Why I Hate Hourly Billing – My Column from the Nashua Telegraph – January 15, 2014

For years I have said that if someone had told me about hourly billing before I decided to go to law school, I might not have gone. Now, after over 28 years tracking my time by tenths of an hour for billing purposes, I can say it with certainty: had I known about hourly billing in 1982, I would never have become a lawyer. Why do I hate hourly billing so much? With apologies to Elizabeth Barrett Browning, let me count the ways.

            I hate hourly billing because it defies economic reality. Too often, there is little or no correlation between the hours a lawyer spends on a matter and the value of the services provided to the client. When hourly billing is the payment mechanism, the practice of law becomes that rarest of industries where one can charge $500.00 for a $59.00 toaster because it took a lot of time to build it.

            I hate hourly billing because too often bills surprise the client. Even when clients have a general idea about what a given bill might be, they still open that monthly invoice with trepidation. Unless they have called to find out, they have no way of knowing how much time was plowed into their matter during the prior month. Too often, painful surprises lurk inside that envelope. In business, nobody likes surprises.

            I hate hourly billing because it keeps clients from communicating with their lawyers. It makes one’s lawyer a person to be avoided, because each interaction generates a time entry and charge on the bill. That grim reality turns small client problems into larger problems that could have been avoided had an early phone dall been made. It also makes it hard for lawyer and client to build the healthiest kind of relationship: one based on mutual trust and respect that stands the test of time.

            I hate hourly billing because it rewards lawyers for being inefficient. Good lawyers use their best efforts to ignore the fact that they generate more revenue by pouring more time into the matter. But lawyers have mouths to feed too.  When fees are generated by time worked on the matter, zealous representation too often becomes inefficient representation. A billing mechanism that places producers in such an inherent conflict of interest ought to be frowned upon, not embraced as the industry standard.

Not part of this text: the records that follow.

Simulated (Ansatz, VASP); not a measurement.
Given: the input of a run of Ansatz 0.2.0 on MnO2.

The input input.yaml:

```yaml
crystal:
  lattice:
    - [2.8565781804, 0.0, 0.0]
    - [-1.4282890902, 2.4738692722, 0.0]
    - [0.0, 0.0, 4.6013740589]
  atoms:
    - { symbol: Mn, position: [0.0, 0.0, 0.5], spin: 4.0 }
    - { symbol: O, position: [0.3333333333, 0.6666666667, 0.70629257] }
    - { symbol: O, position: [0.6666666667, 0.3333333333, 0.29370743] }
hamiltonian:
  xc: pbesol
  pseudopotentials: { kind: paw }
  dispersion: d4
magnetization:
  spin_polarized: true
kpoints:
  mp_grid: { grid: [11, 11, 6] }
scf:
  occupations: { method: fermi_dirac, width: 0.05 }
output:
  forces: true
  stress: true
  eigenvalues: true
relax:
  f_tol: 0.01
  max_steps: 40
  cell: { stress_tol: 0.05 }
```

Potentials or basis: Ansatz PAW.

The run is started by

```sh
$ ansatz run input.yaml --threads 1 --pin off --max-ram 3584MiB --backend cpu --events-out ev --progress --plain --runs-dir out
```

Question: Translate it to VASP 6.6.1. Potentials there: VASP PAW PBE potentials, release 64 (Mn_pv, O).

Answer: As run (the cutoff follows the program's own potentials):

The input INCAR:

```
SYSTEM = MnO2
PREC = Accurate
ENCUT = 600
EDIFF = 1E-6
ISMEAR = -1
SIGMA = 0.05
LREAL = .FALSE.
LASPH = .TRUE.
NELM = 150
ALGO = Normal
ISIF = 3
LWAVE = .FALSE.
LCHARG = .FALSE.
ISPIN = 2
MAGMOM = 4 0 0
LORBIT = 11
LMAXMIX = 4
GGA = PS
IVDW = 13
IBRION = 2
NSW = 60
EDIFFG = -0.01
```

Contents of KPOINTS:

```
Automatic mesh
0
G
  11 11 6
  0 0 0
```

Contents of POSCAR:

            I hate hourly billing because it is the root cause of many of the legal profession’s image problems. Because lawyers make more money by billing more time, the public perceives them as professional gougers. In some instances, of course, they are. When pressed, every lawyer I know can recount instances where either they themselves or another lawyer or law firm deliberately drove up the legal fee. The ugly truth is it happens all the time. Hourly billing makes it easy.

            Most of all, I hate hourly billing because of how it makes me feel every day. Keeping track of every minute of my day and billing clients for what I do during each ten percent increment of my time makes the work inherently unpleasant.  Accuracy, which ought to be at a premium, is in reality quite difficult to attain. That causes all sorts of stress in my daily work life. Hourly billing, for me, makes the practice of law uniquely exhausting. Too often I feel like a slave to time, rather than an expert in my chosen field.

            I hate hourly billing because it is antiquated. Hourly billing was created by lawyers decades ago at a time when lawyers were scarce and clients were wholly dependent upon them for legal advice. Today’s marketplace is completely different. Today there are too many lawyers. Today there is the Internet, which provides access to legal information and has lifted the curtain to expose what lawyers do. Much of what used to be pitched by lawyers as unique if not magical is now available online to everyone for free.

While clients in some market sectors are demanding methods of paying for legal services other than hourly billing, most lawyers continue to resist the change that is coming. At the highest levels in some urban markets, hourly rates have actually crossed the triple digit barrier, and there are still clients that willingly pay them. But change is coming.

            The business world is evolving, and with that evolution wealth and power are shifting from their traditional locales in banking and finance to the world of technology.  The emerging generation of powerful and wealthy business leaders has been weaned on thinking outside the box and employing new ideas to increase efficiency. They are experienced at viewing the status quo with suspicion, and are unlikely to embrace their grandfather’s billing arrangements. They will demand that lawyers change. 

            Clients in the future will be seeking different billing models that better reflect the economic realities that drive healthy relationships between lawyer and client. Those models will reward efficiency, not undermine it. They will promote effective communication, not inhibit it. They will serve both parties, not just one. If lawyers are lucky, they might even make the practice of law more enjoyable.